When I received word that my mother's mother had just died at age 88 this past week, I knew I'd have to attend her funeral, even though it was taking place in Antioch, IL, about 1100 miles from home. Flying there was out of the question--way too expensive--so I rented a car for five days for just under 200 bucks. The Kia Soul pictured here was the only economy car available from Budget at Lake Charles Regional Airport. It is not a particularly macho vehicle, so I had to endure scornful looks from bikers and guffaws from buses full of Mexicans the entire trip. After burning about another 200 bucks in gas, 100 for two nights at two different budget motels, altogether the total was still cheaper than flying. A bonus was not having to deal with TSA workers, who profile me every time I fly, so they can look like they're not profiling ethnicities with far more likely terrorist candidates among them. Bastards. [I truly believe it is a racist thing--every time it's some black guy whose facial expression betrays his delight at having the opportunity to stick it to my ofay ass.]
My siblings were either unable or unwilling to go; I took it upon myself to represent all of them. One (or more) of them said she (they) didn't really know her all that well, which baffled me because it's not true, and even if it were true, so what? She's (they've) attended funerals of people she (they) didn't know nearly so well. In 1976, before we flew to England, we stayed with Grandma and Aunt Lucy for several months. That was two adults and six kids ranging in age from 11 to 2 years old. When my father was recovering from his stroke in 1983, Grandma stayed with us in Maryland for several months, despite the fact that there were seven of us ranging in age from 18 to 4 years old. We were a bunch of unruly, mischievous, ingrate Murphy kids, yet she sacrificed a season of her life for us. The problem my sisters had with her, I think, was that Grandma ruled them with an iron fist and let my brother and me roam free. It is a pity that their resentment should have lingered so long. [There's another dark, deeply-held secret behind the resentment that I dare not go into here. I'll say only that people sometimes screw up royally, and my mother had long ago forgiven Grandma for her most royal screw-up.]

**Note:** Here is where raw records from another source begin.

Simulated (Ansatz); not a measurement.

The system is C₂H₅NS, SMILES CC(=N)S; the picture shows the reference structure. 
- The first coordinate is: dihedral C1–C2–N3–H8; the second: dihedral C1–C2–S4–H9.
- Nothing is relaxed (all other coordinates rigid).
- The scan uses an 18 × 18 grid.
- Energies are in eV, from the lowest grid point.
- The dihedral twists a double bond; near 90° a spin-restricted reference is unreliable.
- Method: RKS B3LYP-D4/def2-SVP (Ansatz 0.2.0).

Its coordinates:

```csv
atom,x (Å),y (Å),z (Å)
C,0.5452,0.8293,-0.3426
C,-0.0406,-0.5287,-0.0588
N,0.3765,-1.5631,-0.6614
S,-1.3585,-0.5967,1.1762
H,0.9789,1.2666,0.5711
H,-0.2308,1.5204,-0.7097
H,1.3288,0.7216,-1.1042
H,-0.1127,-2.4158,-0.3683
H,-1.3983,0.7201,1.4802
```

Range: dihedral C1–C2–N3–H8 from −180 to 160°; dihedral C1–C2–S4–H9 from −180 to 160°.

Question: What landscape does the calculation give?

I stayed with one of my father's brothers and his wife for two nights while in IL. The only way that could have been more pleasant would have been if I had had Mrs. Peter and the boys with me; it truly felt like I was at home. My uncle drove my cousin and me to the funeral, which was a very small gathering to pray for a few minutes at a funeral home. The priest was someone Grandma had known years ago, before she and Lucy moved to Kenosha, WI. I believe he headed the prayer group of which she had been a part for many years. He looked like he was ready for retirement, but his handling of the "service" was spot-on, ie short and sweet and far from trite or cliche. We had a four-vehicle procession from there to the cemetery.
Hillside Cemetery is aptly named; it's a hill with graves on it. Grandma's parents are buried there; there are graves dating back to the early 19th century, maybe earlier, but I didn't care to take the grand tour. The priest led us once again in prayer, we all chatted for a few minutes, then we parted ways.
Rather than trying to race back home, I decided to leave Friday after lunch. I had let Lieutenant Ilia know I'd be in (near) town; we arranged to meet for lunch before I rolled out. I arrived half an hour early; she was about five minutes late. She was an otherworldly different person than I had imagined. She's taller than she appears in pictures I've seen; she's way prettier than the cameras seem to be able to show; she's an engaging conversationalist, not nerdy or goofy in the least. I had been totally stoked to have the chance to meet her face to face--I really enjoy being her colleague here--I was thrown off by how far from reality my imagined perception of her had been.
She has lived in the Chicago area for over a decade, and it shows. She has much the same affect as any other midwestern girl: maybe it was her hairstyle or the pale yet radiant complexion; maybe it was her clothes or the intrusion of the midwest accent into her speech; maybe it was merely some sort of Deltan hypnotic head trip; I would not have guessed she was who she is.
She started our conversation before we sat down, with a statement that disarmed me completely, something along the line of I'm shorter than I appear in pictures. SMACK!!! From there I knew and kept my place, which is well on the right side of controlling the heterosexual male human's innate drive to make it with every woman of childbearing age (not that I'd have been on the wrong side otherwise...). Just as it should have, it felt more like a business meeting between friendly acquaintances than a blind date (which, of course, it was not). [Fortunately no one noticed how I was hanging on her every word: waitresses down here wouldn't have hesitated to remark how sweet it is for someone my age to be so in love.] I will not say I was smitten--that's a word reserved forever for Mrs. Peter--but I was enchanted in a very good and innocent way. Ilia is awesome, in case you didn't know.
Anyway, I was thrilled to meet the good Lieutenant, but I am even happier to be back home where I belong. The spell has just about completely worn off; I'm feeling much better now. Time to catch a ration of crap from Mrs. Peter...
4 comments:
Well-written and worded, reserved yet a couple nicely-delivered jabs.
By the way, those 2 hooligans pictured at the bottom... they're not actively ruling the world yet, are they?
The boys are still tyrants in training; progress is slow but steady. When their time comes, they'll be ready.
It sounds like you know you made the right choice in every way by going to the funeral. Good for you for representing your siblings.
Hard as you try it sounds like a blog crush to me.
Perhaps it was; I am quite over it (or is that trying too hard?)